One of my favorite command line tips: you can add 'comments' full of keywords to shell commands, which makes searching your command history easier.

> obscure-cmd --with-weird-flags -Qdt # searchable comment keywords

Presumably you're using something like fzf for history search, but this is still useful without it.

This is especially useful for cli tools with obscure names/flags, or when you can't remember where a particular log file is.

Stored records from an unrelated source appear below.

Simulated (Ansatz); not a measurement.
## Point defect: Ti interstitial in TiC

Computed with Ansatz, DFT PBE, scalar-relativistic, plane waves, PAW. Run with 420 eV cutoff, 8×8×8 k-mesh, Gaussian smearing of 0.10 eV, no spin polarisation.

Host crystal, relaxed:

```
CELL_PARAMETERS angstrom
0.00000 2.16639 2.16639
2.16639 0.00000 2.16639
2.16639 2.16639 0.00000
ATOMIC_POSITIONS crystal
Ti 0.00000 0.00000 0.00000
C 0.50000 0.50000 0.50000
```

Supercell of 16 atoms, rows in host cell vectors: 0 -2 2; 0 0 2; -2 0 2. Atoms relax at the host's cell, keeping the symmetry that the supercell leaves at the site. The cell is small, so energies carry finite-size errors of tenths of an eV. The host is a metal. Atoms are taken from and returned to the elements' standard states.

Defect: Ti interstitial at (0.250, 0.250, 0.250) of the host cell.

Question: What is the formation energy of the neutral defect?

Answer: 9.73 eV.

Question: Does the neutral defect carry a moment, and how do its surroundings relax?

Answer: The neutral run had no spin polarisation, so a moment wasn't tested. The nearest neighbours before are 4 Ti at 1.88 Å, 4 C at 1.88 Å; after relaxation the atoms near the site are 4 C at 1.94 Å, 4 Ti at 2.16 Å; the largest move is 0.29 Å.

Some examples from my history:

tail awesomewm logs:

tail -f ~/.cache/awesome/logs -n 2000 # tail follow log awesomewm

fix linux clock drift:

sudo ntpd -qg && sudo hwclock --systohc # fix linux clock time drift

copy ngrok public url to clipboard:

curl -s http://localhost:4040/api/tunnels | jq ".tunnels[0].public_url" | tr -d '"' | tr -d '\n' | xclip -selection clipboard -i # fetch ngrok url uri, copy to clipboard

sign ssh and gpg, then refresh the emacs keychain env:

keychain --agents gpg,ssh --eval id_rsa <some-gpg-id> && emacsclient -e '(keychain-refresh-environment)' # sign ssh,gpg password, refresh emacs env

Another gpg one:

git config commit.gpgsign false # disable gpg signing for this repo

Pacman/pamac commands, like listing orphaned packages:

pacman -Qdt # list orphans
pamac list -o # list orphans

xprop - super useful for debugging window management, for some reason i can never remember what it's called:

xprop # mouse click window x11 linux describe info client helper whateveritscalled

Some helpers from my clawe project:

bb --config ~/russmatney/clawe/bb.edn -x clawe.sxhkd.bindings/reset-bindings # reset sxhkd bindings
bb --config ~/russmatney/clawe/bb.edn -x clawe.restart/reload # reload clawe

Aliases come to mind as well - in some cases that might be a better fit. I like this because it's so low-lift.